At the start of 1941, Britain was successively attacked by German bombers. Hitler planned to subdue Britain by air raids. He directed his top air force (Luftwaffe) officers to concentrate the bulk of bomber divisions to attacking Britain industry (Churchill 511). This, according to him, would severely destroy Britain’s capability to sustain a prolonged war. He also directed his admirals to organize the so-called “Wolf Packs”, groups of U-boats aimed to destroy British naval units and especially merchant ships. This would starve Britain.

Although Britain succeeded in reducing German air attacks by the end of 1941, its allies in the Balkans fell one by one to Nazi forces. Yugoslavia fell after two weeks of fighting. Greece, after defeating the Italian army sent by Mussolini succumbed to Hitler’s forces after three weeks.

Crete also fell to German parachute units, after one month of resistance (British forces evacuated the island and then headed to Egypt). Britain once again faced defeat. To add to Britain’s fear of defeat, some of its colonies in the Middle East began revolting. The paramount head of Iraq sent a message to German diplomats asking German aid to sustain the revolt. The shah promised collaboration with the Axis after the rebellion succeeded. The Germans responded positively and sent some air divisions in Iraq.

Britain’s situation was worsened when British forces suffered successive defeats in Asia. Burma fell to the Japanese. The impregnable “Singapore” fell to the Japanese after one month of fighting. British supply lines in Asia were heavily destroyed (Churchill 472). Although the British had allies in Asia, they were essentially ineffective to stem the Japanese advance. Britain now stood alone against Germany in Europe. It was in the verge of defeat. Its supply lines were hampered by both U-boat attacks and German air forces. This was the situation when America decided to help Britain by extending its supply base.

Stand of America during the Second World War

The United States stayed out of the war in its early phase because of the strong opposition of a significant portion of the American public (historians called this as “isolationism). The American public saw the entry of America to the war as non-beneficial to the American nation.

The war would destroy some of the civil liberties that Americans enjoyed since independence. Needless to say, the war would demand the full transformation of the US economy into a war economy. In the US Congress, there was a great debate as to whether the United States should help its perceived “allies” in Asia. However, the talk of sending American troops to Europe was clearly out of the question. America was not ready to face a strong enemy, albeit in the atmosphere of political unrest at home.

 The US president at that time, Franklin Delano Roosevelt, knew that if Britain fell to the Nazis, America would be the next target of the German war machine. Thus, he formulated a strategy to help Britain and not getting involved in the war. The policy was called the March 1941 Lend-Lease Agreement (Lend-Lease Act: URL cited).

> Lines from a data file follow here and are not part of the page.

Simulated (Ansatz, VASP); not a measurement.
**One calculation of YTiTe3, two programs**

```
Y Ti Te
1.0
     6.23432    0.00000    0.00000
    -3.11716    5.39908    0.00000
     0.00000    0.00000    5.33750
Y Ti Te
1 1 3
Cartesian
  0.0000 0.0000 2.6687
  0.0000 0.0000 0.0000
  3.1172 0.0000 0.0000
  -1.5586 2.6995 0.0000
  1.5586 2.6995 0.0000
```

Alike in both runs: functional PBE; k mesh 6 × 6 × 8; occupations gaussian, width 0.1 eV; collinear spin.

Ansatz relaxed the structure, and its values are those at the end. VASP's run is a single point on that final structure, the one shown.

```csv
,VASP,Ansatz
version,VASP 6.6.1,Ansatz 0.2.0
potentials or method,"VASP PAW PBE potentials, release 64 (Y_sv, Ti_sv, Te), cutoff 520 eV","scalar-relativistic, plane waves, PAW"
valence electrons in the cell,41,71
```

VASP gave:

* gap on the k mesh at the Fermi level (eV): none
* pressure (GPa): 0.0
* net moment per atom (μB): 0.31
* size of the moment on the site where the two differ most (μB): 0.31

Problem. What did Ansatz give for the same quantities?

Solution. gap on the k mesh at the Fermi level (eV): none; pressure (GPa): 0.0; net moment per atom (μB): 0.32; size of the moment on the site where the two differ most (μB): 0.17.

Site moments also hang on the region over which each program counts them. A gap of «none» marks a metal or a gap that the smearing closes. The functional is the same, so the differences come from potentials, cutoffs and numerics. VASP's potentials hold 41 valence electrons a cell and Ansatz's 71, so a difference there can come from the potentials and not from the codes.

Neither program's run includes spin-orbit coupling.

On March 11, 1941, upon the heed of President Roosevelt, the US Congress passed the Lend-Lease Act. This act gave the president the authority to sell, transfer, exchange, and lend any form of equipment (whether it be military or commercial in nature) to any country fighting the Axis powers (Lend-Lease Act: URL cited). About 50 billion dollars was allocated by Congress for the said act. Most of the money went to Great Britain. Some portion went to other countries fighting Axis powers. As the war progressed, the US Congress increased the allocation for the act. The British government promised to repay the aid over the next successive years (about 650 million dollars).

The act though was passed not without opposition. Many legislators felt the need to stay America out of the war. They believed that America’s entry into the war would result in another economic crisis, similar to the Great Depression. The act though was passed at the heeding of the US president (noted as an urgent bill).

The implementation of the act did not go smoothly, as what Roosevelt expected. The details of the settlement were not yet drawn by the powers involved. Although some suggestions were put up by the US government, the British did not agree to the suggestions. One suggestion was the handing over of the British West Indies as an assurance of debt repayment. This was essentially out of principle to some British politicians and academicians.

For example, Robert M. Hutchins of the University of Chicago said, “We know that we have had till lately 9 million unemployed and that we should have them still if it were not for our military preparations. When our military preparations cease, we shall, for all we know, have 9 million unemployed again.”

Another suggestion was, in exchange for American destroyers, the British fleet must sail to North America if Great Britain fell into the hands of the Nazis. The Prime Minister protested to the suggestion arguing that it would weaken British morale in the war. According to him, 50 or sixty old destroyers were never enough to compensate the weakened morale of British troops fighting the Nazis in Europe and North Africa.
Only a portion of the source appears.